You’ve paid into social security for your entire working life, and you’re ready to reap what you’ve sewn. By claiming your benefits early, you can enjoy greater income now and and let your investments grow untouched for a few years more…… Right?!

Year after year, millions of people choose this fast and furious approach to their social security benefits. As the Social Security Administration notes, 65.1 million people received benefits from social security programs in 2015, 5.4 million of which were new recipients.

Full benefits begin at the age of 65 or 66 for individuals born between 1943 and 1954, although you can begin collecting as early as 62 if you’re willing to accept around 30 percent less. But despite the lower payout, as many as 4 in 10 future retirees over the age of 50 claim they’ll tap into social security as soon as they can.

Getting more money now is the American way, but is it the best idea? At the end of the day, it all depends on how long you’ll live – the one life detail that no one actually knows.

When you accept social security benefits early, you’re accepting a lower payout for the duration of your benefits. Is this a good deal? If you live only a few years, it might be your best decision yet. But if you live until you’re 90, you might regret it.
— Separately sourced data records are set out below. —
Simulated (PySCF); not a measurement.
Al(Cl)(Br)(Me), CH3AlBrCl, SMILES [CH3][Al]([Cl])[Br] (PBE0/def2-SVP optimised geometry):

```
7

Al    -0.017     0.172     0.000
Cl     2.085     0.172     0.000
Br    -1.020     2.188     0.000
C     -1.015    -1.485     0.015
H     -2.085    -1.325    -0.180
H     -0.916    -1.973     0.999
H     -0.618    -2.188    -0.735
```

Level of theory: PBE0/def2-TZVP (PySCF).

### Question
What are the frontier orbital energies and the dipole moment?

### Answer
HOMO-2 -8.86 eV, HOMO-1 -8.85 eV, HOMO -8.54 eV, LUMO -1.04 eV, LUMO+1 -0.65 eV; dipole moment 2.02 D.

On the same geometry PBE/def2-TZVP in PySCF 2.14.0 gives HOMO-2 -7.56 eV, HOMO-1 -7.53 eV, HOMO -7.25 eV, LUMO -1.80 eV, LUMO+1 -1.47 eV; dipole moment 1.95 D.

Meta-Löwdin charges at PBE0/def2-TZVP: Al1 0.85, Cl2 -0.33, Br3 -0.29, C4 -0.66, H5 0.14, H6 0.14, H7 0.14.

How You Could Leave Your Spouse Behind

When deciding the timing of their SS benefits, many retirees attempt a break-even analysis comparing the length of payments to the amount of payments to determine a break-even age. I hear this as a reason to collect SS early all the time. “I collected early at 62 because I would have to live to 83 to break even,” my clients will say.

The problem with “break even math” is that it forgets spousal beneficiaries. The simplest explanation of this rule is this: the biggest Social Security check in the family is a 100% ‘joint-and-survivor’ benefit, meaning that large check keeps paying as long as either spouse is living.

A lot of our male clients who take social security base their decision on break even math. Without realizing it, they could be saddling their spouse with lower Social Security payments for life. Sure, these older male clients might die at 83. But if their wife lives to 96, they have just burdened her with decades of lower benefits.

If you’re picturing grandmas struggling to get by on tightening benefits in old age, you’re right to worry. As the Social Security Administration notes, 55 percent of adult social security benefits were women in 2015. Like it not, women live longer – a lot longer. A man reaching 65 today can expect to live to age 84.3, but a woman has a life expectancy of 86.6.

Also, those are just averages. “About one out of every four 65-year-olds today will live past age 90, and one out of 10 will live past age 95,” notes the Social Security Administration.

Don’t Bet on the Market

Another reason retirees claim their benefits early? They assume their retirement portfolio will beat the returns of deferring social security until they receive full benefits. By taking social security early, they’ll argue, they’re letting their retirement portfolio beef up for greater returns down the line.

But, what if your portfolio doesn’t grow? What if your investments flounder – or worse – take a huge hit? In this case, you’d have to endure those lower social security payments for life without the investments gains you’d hoped for.

As you approach the age where claiming social security benefits is feasible, try not to bet the farm on “maybes” or wishful thinking. Remember, a guaranteed increase to your retirement income is a whole lot better than rolling the dice and hoping you’ll come out ahead.

Instead of taking chances, consider liquidating some cash/bond equivalents from your portfolio to defer Social Security benefits until you can claim the full amount.

Final Thoughts

Wishing to tap into potential income sources early is totally normal, and it’s true there are certain situations where claiming social security early is the smart thing to do. But, I would caution you to think long and hard before you commit to a payout for the rest of your life.

Just because the extra funds would lessen your load now doesn’t mean the “future you” will be better off. As you plot out your retirement, make sure to think beyond today to five, ten, or twenty years from now. How might your life be different?

While nobody can predict the future, it’s safe to assume the “future you” would choose a higher payout if she could. By denying her that choice, you could be making a grave mistake with consequences that last a lifetime.